What needs to be done to enhance the viability of renewed oil and gas exploration?

DEREK HUDSON: It’s very easy to say that T&T is uncompetitive; the fiscal terms need to be improved, and there needs to be a better atmosphere in order to attract capital to T&T and do what is necessary for development. However, it is a two-edged sword. There hasn’t been enough exploration to match the decline in production, and in a $50 per barrel oil environment the competition for capital is exacerbated, making the challenge to make up the resource deficit more extreme.

T&T must become more competitive and cost effective, and extract more out of its producing reservoirs. We need to be nimbler in how we respond to challenges, and therefore position our businesses to be successful at low prices. We also need a more collaborative conversation to review the fiscal terms that will bring new fields into production. However, as I said previously, while things need to change from the governmental side, the industry must also be flexible, and both sides need to contribute in a collaborative and unified fashion. In my view, the dialogue has too frequently focused on what happened in the past. We’re at a pivotal point, and the decisions made over the next 18-24 months will have quite an impact in determining whether this industry is sustainable over the next 15-20 years.
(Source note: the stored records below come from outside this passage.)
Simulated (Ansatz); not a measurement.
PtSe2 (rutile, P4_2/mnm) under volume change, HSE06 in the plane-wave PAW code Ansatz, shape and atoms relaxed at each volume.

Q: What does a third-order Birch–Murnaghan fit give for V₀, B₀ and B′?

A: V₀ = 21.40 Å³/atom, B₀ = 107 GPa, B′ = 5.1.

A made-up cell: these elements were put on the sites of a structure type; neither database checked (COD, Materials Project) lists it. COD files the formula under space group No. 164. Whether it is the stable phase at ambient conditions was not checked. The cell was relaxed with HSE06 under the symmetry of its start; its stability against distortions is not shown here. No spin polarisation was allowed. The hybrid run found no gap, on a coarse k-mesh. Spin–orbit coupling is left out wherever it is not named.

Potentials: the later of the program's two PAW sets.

How can companies in the energy sector work together to mitigate the negative effects of the persisting low-price environment?

HUDSON: In the past, we all competed for separate blocks and drilled separate wells, and this approach worked. But in this low-price environment we need to examine potential partnerships more closely.

One area of cooperation could be the use of seismic vessels. All upstream companies use them individually, but we could just as easily bring one in and work together in collecting the data on open acreage. There are also opportunities to collaborate on exploration, development and logistics. Shell, BP, BHP Billiton, EOG Resources, Perenco, Touchstone, Petrotrin, the National Gas Company and other major players recently signed an upstream collaboration agreement that has already paid dividends. We will continue as an industry to explore these possibilities. Now that Guyana is beginning to develop an energy economy, and some of the other islands are investing in new energies, we also need to examine how we collaborate and optimise our resources regionally. In a low price environment, collaboration between companies also opens the door to significantly reducing our operating costs.

What kind of strategies are being employed by the sector’s upstream companies to prevent production decline in existing fields?

HUDSON: We’re looking at a series of reservoir management strategies. These include: how to approach workovers differently, how we handle differential pressures across the systems we put gas into, how we mitigate sand production in our producing wells, as well as a whole host of other measures.

One of the discussions we’re having with the Environmental Management Authority (EMA) is with regards to water disposal, and how it could enhance additional production. We now have the issue where, because of the regulation in place, we must bring water to shore. However, if in the future the industry and the EMA could achieve a better and less complicated balance in terms of water disposal, production could be increased.

The output of many existing fields is rapidly declining, so producers are working hard to simply maintain their position. Therefore, we’re not seeing a relative increase in production at present, but more stability in production. This paves the way for bringing on new fields in the next 18-24 months, and we should then see a steady increase in production volumes. The strategy must be to protect the base, the production and the associated facilities, while developing new production centres.